“Tomboys and drag queens go to school just like me and you!” Gabrielle Rivera, a poet, filmmaker and writer, shouted at the auditorium full of students who sat quietly in their soft red seats.
Those who think that is a strange thing to say to a room full of high schoolers must not have been there earlier, when C.J. Pascoe, author of Dude, You’re a Fag, discussed what boys in the weight room say about girls after a particularly eventful weekend. She didn’t mince her words and, a few times, even teachers shook their heads in disbelief and hid their faces in their hands as students giggled uncontrollably.
And before that, students watched Straightlaced: How Gender’s Got Us All Tied Up, a documentary that about young adult’s views of sexuality, emotion, consumerism and more.
It was One World Day at Riverdale Country School and the theme was gender identity. For the event on Monday, students in grades nine through 12 were encouraged to question gender norms and sexuality by viewing films, attending lectures, having small group discussions and going to the Queer Poetry Slam.
Many of the conversations and subjects would not have seemed out of place in an upper-level college class. But Joel Doerfler, who organized the event, found speakers and subjects that pushed the bounds of what is considered acceptable in a high school and made it work. Students engaged in serious discussion and laughter was kept to a minimum, even when uncomfortable topics were broached.
Still, it’s unlikely that this type of event is coming to a public school near you.
Ms. Pascoe, who lectures at colleges across the country, said this is only her second time at a high school. She said when high schools do explore gender they don’t invite someone like her because she uses explicit language and discusses difficult issues.
“Nobody ever lets people like us talk about the issues,” Ms. Pascoe said. “This is exceedingly unique and I think it says something about the school’s priorities.”
“This is really rare,” agreed Susan Stryker, associate professor of gender studies at Indiana University who lectured at the event.

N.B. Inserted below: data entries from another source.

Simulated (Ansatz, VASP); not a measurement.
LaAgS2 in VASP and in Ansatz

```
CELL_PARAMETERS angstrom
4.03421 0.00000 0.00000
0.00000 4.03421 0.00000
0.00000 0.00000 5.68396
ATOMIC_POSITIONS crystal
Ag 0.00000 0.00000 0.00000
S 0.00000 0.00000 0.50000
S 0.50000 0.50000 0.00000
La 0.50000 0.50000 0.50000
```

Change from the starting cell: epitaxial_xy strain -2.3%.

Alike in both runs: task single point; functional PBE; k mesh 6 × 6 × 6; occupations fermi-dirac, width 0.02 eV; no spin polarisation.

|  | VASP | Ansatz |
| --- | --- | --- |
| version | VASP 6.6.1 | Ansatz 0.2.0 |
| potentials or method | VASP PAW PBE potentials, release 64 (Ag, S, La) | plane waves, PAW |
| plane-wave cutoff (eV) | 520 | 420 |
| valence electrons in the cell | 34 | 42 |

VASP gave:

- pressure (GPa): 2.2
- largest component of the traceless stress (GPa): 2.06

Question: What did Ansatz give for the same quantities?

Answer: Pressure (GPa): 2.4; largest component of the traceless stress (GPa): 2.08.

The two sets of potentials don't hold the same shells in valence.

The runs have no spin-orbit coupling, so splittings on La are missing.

Some teachers said they thought a more toned-down event exploring gender and sexuality could find its way into the mainstream.
“I think other schools could do it too ... it just might need adjustment and tweaking according to the student population,” Bethany Pitassi, a learning specialist at the RCS middle school, said.
But during a small group discussion after Ms. Pascoe’s lecture, high schoolers at RCS showed that they were well-suited for an event like this.
“At a place like Riverdale ... I don’t think about the way I dress. I wear what I wanna wear,” junior Harry Whitney said when asked whether boys at RCS are singled out for wearing “feminine” clothing.
Harry said once, when he was wearing shorts that were above his knees, a man approached him and asked if he was gay.
“It was just one of those experiences like ‘Wow, this is happening?’” he said.
Junior Cole Dreyfus agreed that the RCS community was an accepting one.
”I wear pink shirts to school but in other areas they think differently of that ... It’s kind of an urban environment. You’re free to express yourself however you want,” he said of RCS.
Tenth grader Elizabeth Couch agreed and, reminding the boys in the room that girls get picked on too, summed up the lessons of the day.
“If you’re a good person and you have good values it shouldn’t matter that you like to do things like play football,” she said.